Friday, May 7, 2010

Blog Post No. 2010-8: Three Things...

Really in no particular order

Ok, maybe some order:

1. More on City Hall Plaza. As a follow-up to the last post regarding Boston City Hall Plaza, Kara Wilbur forwarded me a link to a Providence Journal blog piece by Martin Brussat from yesterday entitled "Boston City Hall Plaza as it ought to be." The vision there, by Robert Helfand, is certainly arresting and presents a far more tightly-woven street network through the plaza than we now have. For instance, it brings Hanover Street up the hill from its current terminus at Congress Street all the way to Cambridge Street, restores Brattle Street around the Sears Crescent, and creates a new cross-street that does a little eyebrow around what is apparently a new Boston City Hall built in a full-throttle classical style. In addition to the new City Hall, we have a central fountain, a campanile, a low-rise replacement for what is now the JFK Federal Building, and a row of new buildings along the Congress Street frontage now occupied by the existing City Hall. There's even a new apparently classically-inspired version of the Government Center MBTA station headhouse. I confess to liking the vision a lot and wanting to sit on the edge of the fountain and watch what might be happening in the plaza. I also confess to thinking that the vision veers dangerously close to the intentional amnesia of those who brought us the current plaza. The vision would be a massive departure from the present and the last almost 50 years making it almost seem like it never happened. As my post suggested, I'm not convinced we need to go quite that far to see some progress and get a better plaza.

2. Performance art + urban planning. Russ Preston's blog -- Life + Urbanism -- recently linked to a really interesting exercise in performance art plus urban planning down in Dallas. Texas. The idea was to simulate a pedestrian-oriented set of buildings and streetscape on a one-block stretch of what is now, by the look of things, a fairly auto-oriented street in the city's Oak Cliff section. The original intent was to use "crowdsourced placemaking" to create a fun, rewarding place -- a "Better Block" -- over a single weekend and for just a $1,000 up front. There's a lot packed into what is shown on the videos, blog posts, and online news articles that are linked together at the Bike Friendly Oak Cliff site. Impressive stuff. I especially like the way the blogger at Bike Friendly Oak Cliff refers to his fellow travelers as "BFOCers." Seriously, though, guerrilla urbanism has a place in the toolkit, no doubt.

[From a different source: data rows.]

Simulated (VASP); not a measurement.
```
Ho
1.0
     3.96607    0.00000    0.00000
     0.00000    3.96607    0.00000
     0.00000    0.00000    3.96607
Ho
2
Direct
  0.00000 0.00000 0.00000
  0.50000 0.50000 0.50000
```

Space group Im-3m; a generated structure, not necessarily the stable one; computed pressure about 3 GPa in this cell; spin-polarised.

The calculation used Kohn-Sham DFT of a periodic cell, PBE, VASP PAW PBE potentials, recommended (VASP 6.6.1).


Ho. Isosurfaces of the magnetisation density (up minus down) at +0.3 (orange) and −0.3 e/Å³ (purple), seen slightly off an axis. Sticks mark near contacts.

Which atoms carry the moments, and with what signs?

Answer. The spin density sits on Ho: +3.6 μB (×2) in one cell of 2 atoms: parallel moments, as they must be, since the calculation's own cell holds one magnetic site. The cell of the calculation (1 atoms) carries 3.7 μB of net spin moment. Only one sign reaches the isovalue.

3. And on it goes. I'm really not sure what to make of the extremely public way that developer Don Chiofaro is taking on the Mayor over height limits and development potential on the Greenway here in Boston. I mean, I thought the multiple-article frontal assault through the pages of the Boston Globe was a bold enough move. But when you call a press conference, as Chiofaro did late last month, for the express purpose of calling out someone who is now in his 5th term as the Mayor of Boston and really isn't that old, you're playing with fire. Maybe the thinking is that the Mayor is eventually going to be gone and Chiofaro plans on being around when that happens. Maybe he thinks his relationship with the Mayor can't get worse, and so he's got nothing to lose. Who knows? It's certainly a different way of going about things. We here at RTUF will keep our friends around this great country of ours updated as this continues to unfold.